Elliptic curves and Bezout's theorem

In the previous section we parameterized the rational points on the circle $x^2+y^2=1$ by choosing one rational point $P$, and then looking at the intersection of the circle with lines through $P$ having rational slope.

Rational points on elliptic curves cannot be parameterized in the same way. What goes wrong if we try to repeat the procedure that worked for the circle? To fix ideas, let us see what happens for the elliptic curve $E$ with equation

$$y^2 = x(x+5)(x-5).$$

(The polynomial $x(x+5)(x-5)$ has distinct roots, so this is an elliptic curve.) The point $S=(-4,6)$ is on the curve $E$. What happens if we intersect $E$ with the line $L$ of slope 1 through $S$?

The equation of $L$ is $y-6=1(x+4)$, i.e., $y=x+10$. Substituting this into the equation of $E$ yields

$$(x+10)^2 = x(x+5)(x-5)$$

$$= x^3 -x^2 -45x - 100$$ 0

$$= (x+4)(x^2-5x-25).$$ 0

The linear factor $x+4$ was expected; it reflects the fact that the point $S=(-4,6)$ is one of the intersection points. But this time the leftover factor is quadratic, not linear, so there is no reason to expect the other solutions to be rational. In fact, here they are not, because the discriminant of $x^2-5x-25$ is $(-5)^2-4(1)(-25)=125$, which is not the square of a rational number. Hence we do not obtain rational points on $E$ in this way.
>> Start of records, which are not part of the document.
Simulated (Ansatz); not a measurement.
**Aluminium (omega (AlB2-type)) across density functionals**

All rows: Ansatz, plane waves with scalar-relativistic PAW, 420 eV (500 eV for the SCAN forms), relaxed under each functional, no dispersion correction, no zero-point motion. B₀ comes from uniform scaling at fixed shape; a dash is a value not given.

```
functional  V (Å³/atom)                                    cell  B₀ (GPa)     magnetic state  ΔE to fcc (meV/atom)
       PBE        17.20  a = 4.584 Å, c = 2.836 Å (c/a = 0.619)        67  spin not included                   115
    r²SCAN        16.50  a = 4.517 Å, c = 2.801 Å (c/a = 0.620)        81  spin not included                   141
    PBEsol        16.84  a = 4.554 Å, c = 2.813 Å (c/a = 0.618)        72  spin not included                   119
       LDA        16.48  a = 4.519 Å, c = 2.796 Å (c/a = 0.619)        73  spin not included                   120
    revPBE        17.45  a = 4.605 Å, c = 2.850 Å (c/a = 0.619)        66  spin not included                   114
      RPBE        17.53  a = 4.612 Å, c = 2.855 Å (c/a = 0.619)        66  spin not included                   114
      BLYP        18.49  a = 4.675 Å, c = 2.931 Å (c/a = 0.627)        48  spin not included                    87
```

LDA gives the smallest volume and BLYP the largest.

Geometrically what has happened is that $L$ intersects $E$ in three points, one of which is $S$, and the best that can be said of the other two is that their coordinates will involve a single square root. It is not an accident that $L \cap E$ consisted of three points here, whereas the intersection of $L$ with a circle in the previous section had two points. These are special cases of the following general result:

Bezout's Theorem (almost): It is almost true that the intersection of a curve $f(x,y)=0$ of degree $m$ with a curve $g(x,y)=0$ of degree $n$ consists of exactly $mn$ points.

To make the theorem true, some care must be taken. For instance, the intersection of $xy=0$ and $(x^2+y^2)y=0$ has infinitely many points, not $2 \cdot 3 = 6$ as predicted, because both curves contain the curve $y=0$. Therefore one should insist that the two curves do not have a curve in common. Algebraically, this is equivalent to imposing the condition that $f(x,y)$ and $g(x,y)$ have no common factor.

With this assumption, it is now true that the curves intersect in at most $mn$ points. But to get exactly $mn$ points, three more modifications to the problem are required. As stated, the theorem gives the wrong answer for the number of real points in the intersection of $x-2=0$ with $x^2+y^2=1$. To get the correct number of intersection points ( $1 \cdot 2 = 2$), one should allow the intersection points $(2,\sqrt{-3})$ and $(2,-\sqrt{-3})$ with complex coordinates. Another problem is illustrated by the example in which one intersects $x-1=0$ with $x^2+y^2=1$. We again expect 2 intersection points, but there is only one, the point $(1,0)$ where the line is tangent to the circle. The fix this time is to count intersection points with multiplicity: points where two curves meet tangentially count extra! The third problem is that certain curves such as $y-1=0$ and $y-2=0$ do not meet as many times as they are supposed to. One finds the ``missing intersection points'' by adjoining a ``line of points at infinity'' to the plane, to form the projective plane ${\mathbb{P}}^2$. The lines $y-1=0$ and $y-2=0$ meet at one of the points on this line at infinity. (We will not discuss this in detail here.)

The precise version of Bezout's Theorem reads as follows:

Bezout's Theorem: Let $X$ and $Y$ be curves of degrees $m$ and $n$ in the projective plane over the complex numbers. If $X$ and $Y$ have no curves in common, then the number of intersection points in $X \cap Y$ with complex coordinates, counted with multiplicities, equals $mn$ exactly.